TAIPEI — Taiwan’s government took an unusual step Sunday, unveiling a new website designed to give Chinese citizens a secure way to pass along intelligence information — saying a growing number of people inside China are fed up and looking for change.
The two governments have a long history of spying on one another. China considers Taiwan its own territory, despite the island operating as a self-governed democracy. Taiwan has reported a rising number of Chinese espionage cases in recent years.
In explaining the new platform, Taiwan’s National Security Bureau pointed to worsening economic conditions on the mainland and what it described as continued tight political control. “Coupled with a growing range of social and livelihood-related problems, these conditions have fuelled public discontent,” the bureau said in a statement posted in both Chinese and English. “As a result, an increasing number of individuals have approached relevant agencies in Taiwan, wishing to provide various types of information.”
China’s Taiwan Affairs Office had not responded to a request for comment as of the time of this report.

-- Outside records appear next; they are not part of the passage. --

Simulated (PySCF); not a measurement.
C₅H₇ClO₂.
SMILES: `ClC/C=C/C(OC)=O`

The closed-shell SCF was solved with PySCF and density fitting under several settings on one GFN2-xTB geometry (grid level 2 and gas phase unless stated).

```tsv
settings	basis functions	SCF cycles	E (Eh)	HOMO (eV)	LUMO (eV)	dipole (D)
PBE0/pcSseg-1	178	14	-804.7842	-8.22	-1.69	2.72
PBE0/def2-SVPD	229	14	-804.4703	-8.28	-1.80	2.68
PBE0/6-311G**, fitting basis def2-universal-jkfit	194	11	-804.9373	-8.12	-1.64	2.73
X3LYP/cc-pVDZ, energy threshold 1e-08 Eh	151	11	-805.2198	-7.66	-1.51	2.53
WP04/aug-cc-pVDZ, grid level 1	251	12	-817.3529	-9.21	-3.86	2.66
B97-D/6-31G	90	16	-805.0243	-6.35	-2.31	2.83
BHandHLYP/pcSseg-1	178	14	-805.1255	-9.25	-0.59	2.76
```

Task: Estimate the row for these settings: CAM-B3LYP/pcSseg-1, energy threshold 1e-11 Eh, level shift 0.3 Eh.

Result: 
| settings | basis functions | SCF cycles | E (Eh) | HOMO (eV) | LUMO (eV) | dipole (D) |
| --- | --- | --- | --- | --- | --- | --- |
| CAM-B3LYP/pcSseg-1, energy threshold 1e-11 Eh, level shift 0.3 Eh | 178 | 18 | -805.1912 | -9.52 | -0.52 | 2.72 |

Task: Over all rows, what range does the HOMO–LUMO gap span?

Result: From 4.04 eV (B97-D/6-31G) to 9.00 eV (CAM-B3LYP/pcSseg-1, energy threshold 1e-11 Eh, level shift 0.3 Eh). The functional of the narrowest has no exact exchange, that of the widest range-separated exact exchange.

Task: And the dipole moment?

When visitors open the website, they are greeted by a one-minute promotional video that the bureau said was created using artificial intelligence. The video depicts a Chinese civil servant watching as colleagues are investigated and removed from their positions one after another.
“Ah, yet another person has been taken away,” the unnamed civil servant says in the video, speaking in a northern Chinese accent. The dialogue appears with subtitles written in the simplified Chinese characters used in mainland China.
“The old comrades are inexplicably vanishing one by one,” a narrator adds.
The video concludes with the official purchasing a mobile phone and typing on it, accompanied by the words: “Now is the time to change.”
While the website is blocked within China, many Chinese citizens regularly use VPNs — tools that allow access to otherwise restricted sites such as Western social media platforms and search engines.
The bureau called on Chinese nationals both inside the country and living abroad to “actively provide information and make changes with courage.” Officials noted the approach mirrors tactics already used by intelligence agencies in countries including the United States, Britain, and Israel.
The platform is intended to allow Chinese nationals to share intelligence-related information in order to “expand the bureau’s diverse intelligence sources,” according to the bureau’s statement.
China has employed similar strategies in the past. In 2024, Beijing announced an email address where individuals could submit tips about alleged crimes committed by Taiwan “separatists.”
Taiwan’s government continues to reject China’s claims of sovereignty over the island, maintaining that only the Taiwanese people have the right to determine their own future.